Impact of goal difficulty dimensions on app engagement behaviors
As we have discussed, the literature on goal setting suggests that GETF adoption may increase app engagement. In support of this, Gargano and Rossi (2024) have recently shown that customers who set an end goal via a GETF increased their in-app saving behavior, one particular form of app engagement. Yet, several authors also point out possible moderators that limit or even reverse the benefits of setting goals (e.g., Harkin et al. 2016; Soman and Cheema 2004; Wallace and Etkin 2018). Contrary to the potential positive effects of goal setting highlighted previously, a meta-analysis (Laranjo et al. 2021) examining the effectiveness of apps in increasing physical activity outcomes found that specifying a goal does not necessarily lead to greater physical activity. This suggests that the mere option of setting goals within apps may fail to help customers achieve service-related objectives and, as a result, not enhance app engagement. The same meta-analysis, however, indicates that a personalized feature in an app significantly improves its effectiveness. These observations raise the question of whether the difficulty of the end goal and subgoals chosen during the GETF adoption results in improved app engagement and retention.
Prior research has shown that end-goal and subgoal difficulty have a medium to large effect on goal-congruent behavior: In their meta-analysis of 125 studies, Wood, Mento, and Locke (1987, p. 421, Table 3) report effect sizes (Cohen's d) between .42–.77 for end-goal difficulty on task performance, and McEwan et al. (2016) find an effect size (Cohen's d) of .59 for strategy (subgoal) on physical activity behaviors in their meta-analysis consisting of 52 studies. However, previous research also provides mixed results regarding the optimal levels of (end-) goal difficulty (Erez and Zidon 1984) for performance. Similarly, the effectiveness of goal strategy (i.e., choice of subgoals) depends not only on the inherent properties of the strategy (size of subgoals) but also on whether the strategy fits the individual (Scholer and Higgins 2012). Understanding the suitable end-goal and subgoal size relative to an individual's skills, capabilities, or resources enables companies to actively guide customers’ planning processes, maximizing the positive impact of GETFs on app engagement. We test for an inverse U-shaped impact of end-goal difficulty and subgoal difficulty on app engagement for the following reasons.
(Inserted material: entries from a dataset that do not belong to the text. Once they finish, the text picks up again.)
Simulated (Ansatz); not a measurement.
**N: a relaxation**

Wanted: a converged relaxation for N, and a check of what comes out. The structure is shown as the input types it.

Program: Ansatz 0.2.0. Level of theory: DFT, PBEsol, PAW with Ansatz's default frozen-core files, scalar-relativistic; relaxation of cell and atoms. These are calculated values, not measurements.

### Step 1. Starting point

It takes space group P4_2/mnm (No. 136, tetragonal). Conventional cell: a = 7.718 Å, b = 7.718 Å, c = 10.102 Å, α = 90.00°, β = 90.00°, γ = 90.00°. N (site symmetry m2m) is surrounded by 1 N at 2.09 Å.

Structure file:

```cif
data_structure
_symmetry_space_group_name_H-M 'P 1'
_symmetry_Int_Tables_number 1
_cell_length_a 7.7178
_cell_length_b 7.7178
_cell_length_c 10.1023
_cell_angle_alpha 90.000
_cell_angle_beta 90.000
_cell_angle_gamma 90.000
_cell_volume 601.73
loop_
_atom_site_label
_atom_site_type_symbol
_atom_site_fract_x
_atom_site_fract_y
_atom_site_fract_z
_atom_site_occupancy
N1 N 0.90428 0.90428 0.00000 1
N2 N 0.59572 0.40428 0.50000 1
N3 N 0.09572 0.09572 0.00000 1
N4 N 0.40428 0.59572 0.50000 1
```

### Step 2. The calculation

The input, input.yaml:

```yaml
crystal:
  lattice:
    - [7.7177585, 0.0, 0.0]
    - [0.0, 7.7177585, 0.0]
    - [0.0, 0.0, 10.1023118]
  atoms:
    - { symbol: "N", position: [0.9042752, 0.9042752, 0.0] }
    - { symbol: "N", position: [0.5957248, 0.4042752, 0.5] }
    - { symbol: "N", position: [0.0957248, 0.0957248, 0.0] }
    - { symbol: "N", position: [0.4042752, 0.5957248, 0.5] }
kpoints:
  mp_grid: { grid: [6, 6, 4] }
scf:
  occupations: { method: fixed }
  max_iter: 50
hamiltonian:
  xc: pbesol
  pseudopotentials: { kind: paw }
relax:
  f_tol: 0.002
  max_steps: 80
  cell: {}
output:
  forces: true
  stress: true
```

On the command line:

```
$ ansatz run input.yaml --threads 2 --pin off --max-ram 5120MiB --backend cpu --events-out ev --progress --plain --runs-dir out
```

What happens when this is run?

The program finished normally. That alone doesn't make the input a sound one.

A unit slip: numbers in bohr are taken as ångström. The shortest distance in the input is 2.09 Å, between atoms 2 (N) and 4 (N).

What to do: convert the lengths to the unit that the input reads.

Regarding end-goal difficulty, if customers specify an end goal that is too easy or too difficult to achieve, their engagement with the app while pursuing their personal development goal may not increase. Although goals must be difficult enough to be motivating (Locke and Latham 2006), overly ambitious goals can be demotivating (Soman and Cheema 2004). If the end goal is too easy, it will not be motivating; if it is too difficult and reaches the limits of an individual's ability, goal performance decreases (Locke and Latham 2002).
While setting a goal is the first step toward goal realization, planning how to reach that goal is an equally important subsequent task (Gollwitzer and Sheeran 2006). This planning/organization of goal pursuit is usually done by organizing the end goal into smaller and more manageable subgoals (Heath, Larrick, and Wu 1999). Previous research has shown that subgoals motivate consumers to pursue their end goal by allowing them to infer progress toward the end goal based on progress made toward individual subgoals (Kettle et al. 2016). The size of the subgoal relative to one's capabilities or resources (i.e., subgoal difficulty) needs to be carefully chosen: If the subgoal difficulty is too high, consumers are less likely to achieve it, which, in turn, can negatively impact the commitment to the overall end goal (Devezer et al. 2013). In contrast, if these subgoals are seen as too easy, the consumer may experience a sense of accomplishment that justifies temporary disengagement from the goal (Fishbach, Dhar, and Zhang 2006).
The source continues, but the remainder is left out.